Spoilers for “Abigail” ahead
Following a successful year for horror movies at the box office in 2023, Universal Studios’ latest horror film, “Abigail,” introduced itself to theaters on April 19. Directed by Matt Bettinelli-Olpin, the mastermind behind the latest “Scream” films, and featuring a cast of seasoned horror movie veterans like Melissa Barrera, the team behind “Abigail” knows how to deliver the scares. Combined with Universal’s $28 million budget, “Abigail” was foreshadowed to be a riveting, bloodsucking thriller. In a way, it lived up to those expectations — the movie was a bloodbath and unquestionably sucked.
The plot follows a group of six hired kidnappers on a mission to ransom Abigail, the daughter of a very wealthy man. To collect their $50 million payout, they must keep her safe in an abandoned house for 24 hours. However, once they realize who Abigail’s father is — Kristof Lazar, this movie’s version of Dracula and, according to the film, the “Antichrist himself” — they no longer want any part in the scheme and try to escape, only to find that the house has been electronically sealed.
From there, all hell breaks loose. Abigail transforms from an innocent child ballerina into a bloodthirsty vampire, stalking her kidnappers throughout the house as they try their best to survive and kill her. The movie is full of anticipatory pans and uncomfortable stretches of silence, but it immediately falls into a predictable rhythm of jumpscares. The thrills, while initially effective due to shock value, are quickly revealed to be little more than cheap crutches for a lackluster script.
Instead of depending on the audience’s attachment to the characters to build tension, “Abigail” relies on excessive thudding sound effects and gore to a tiring extent. The audience is given no reason to sympathize with any of the cast, so when they’re introduced, it’s clear that they mean little more than dead meat for Abigail to feast on in increasingly repetitive ways. The characters are exclusively one-dimensional, like fleshy containers for every worn-out horror trope — they’re only valuable to the story when they inevitably explode in a supernova of blood.

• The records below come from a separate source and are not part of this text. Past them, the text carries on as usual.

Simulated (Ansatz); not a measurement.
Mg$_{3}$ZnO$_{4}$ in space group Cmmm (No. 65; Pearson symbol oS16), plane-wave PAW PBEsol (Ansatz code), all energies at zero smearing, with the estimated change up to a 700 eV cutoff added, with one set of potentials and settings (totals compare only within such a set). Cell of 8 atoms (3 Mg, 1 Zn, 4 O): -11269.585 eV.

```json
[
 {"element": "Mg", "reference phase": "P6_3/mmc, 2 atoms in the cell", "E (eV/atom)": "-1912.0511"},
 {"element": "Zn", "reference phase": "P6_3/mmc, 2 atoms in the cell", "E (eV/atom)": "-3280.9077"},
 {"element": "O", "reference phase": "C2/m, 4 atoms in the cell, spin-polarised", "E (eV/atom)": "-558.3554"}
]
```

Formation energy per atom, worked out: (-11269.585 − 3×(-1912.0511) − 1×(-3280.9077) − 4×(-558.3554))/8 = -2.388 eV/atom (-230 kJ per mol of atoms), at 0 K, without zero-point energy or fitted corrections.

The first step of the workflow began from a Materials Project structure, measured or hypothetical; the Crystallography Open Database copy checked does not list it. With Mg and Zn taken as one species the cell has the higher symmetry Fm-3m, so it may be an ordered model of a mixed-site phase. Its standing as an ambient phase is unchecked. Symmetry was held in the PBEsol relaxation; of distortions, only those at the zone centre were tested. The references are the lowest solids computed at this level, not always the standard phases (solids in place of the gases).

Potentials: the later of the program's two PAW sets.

Perhaps the movie repeatedly turns its characters into puddles of blood because that’s the one thing it’s sure it can get right. From headless bodies to flying vampires, “Abigail” provides some remarkable special effects. The film crew paid special attention to detail, and nowhere during the movie does the action feel cheap or gimmicky. The audience also easily feels Abigail’s attacks, as the impact of her blows and bites are brilliantly shot. However, this proves to be one of the only highlights of the movie, and it only goes downhill from here.
While the premises for each character are initially promising, “Abigail” can’t decide on a tone to take with the cast. The movie bizarrely refuses to embrace their shallowness, instead electing to provide them with serious backstories in a lazy attempt to garner sympathy — the main protagonist, Joey, is a former drug addict with an abandoned son, and another character, Peter, became a mafia grunt after being bullied as a child. Rather than fully committing to either treating its characters like horror props or like real people, “Abigail” chooses a confusing middle ground that renders the characters ineffective at enhancing the plot.
The acting is the most competent aspect of the movie, but the stilted dialogue limits the cast from achieving anything with their performance. Characters have charming moments here and there — Kathryn Newton plays an airheaded, sequin-wearing hacker — but it’s as if the writers are deliberately trying to sabotage their own project by writing in the laziest exposition possible. The cast shows promise when they’re allowed to bring their characters to life, yet the script insists on piling them with unnatural lines that only serve to spout exposition and hemorrhage the audience’s investment.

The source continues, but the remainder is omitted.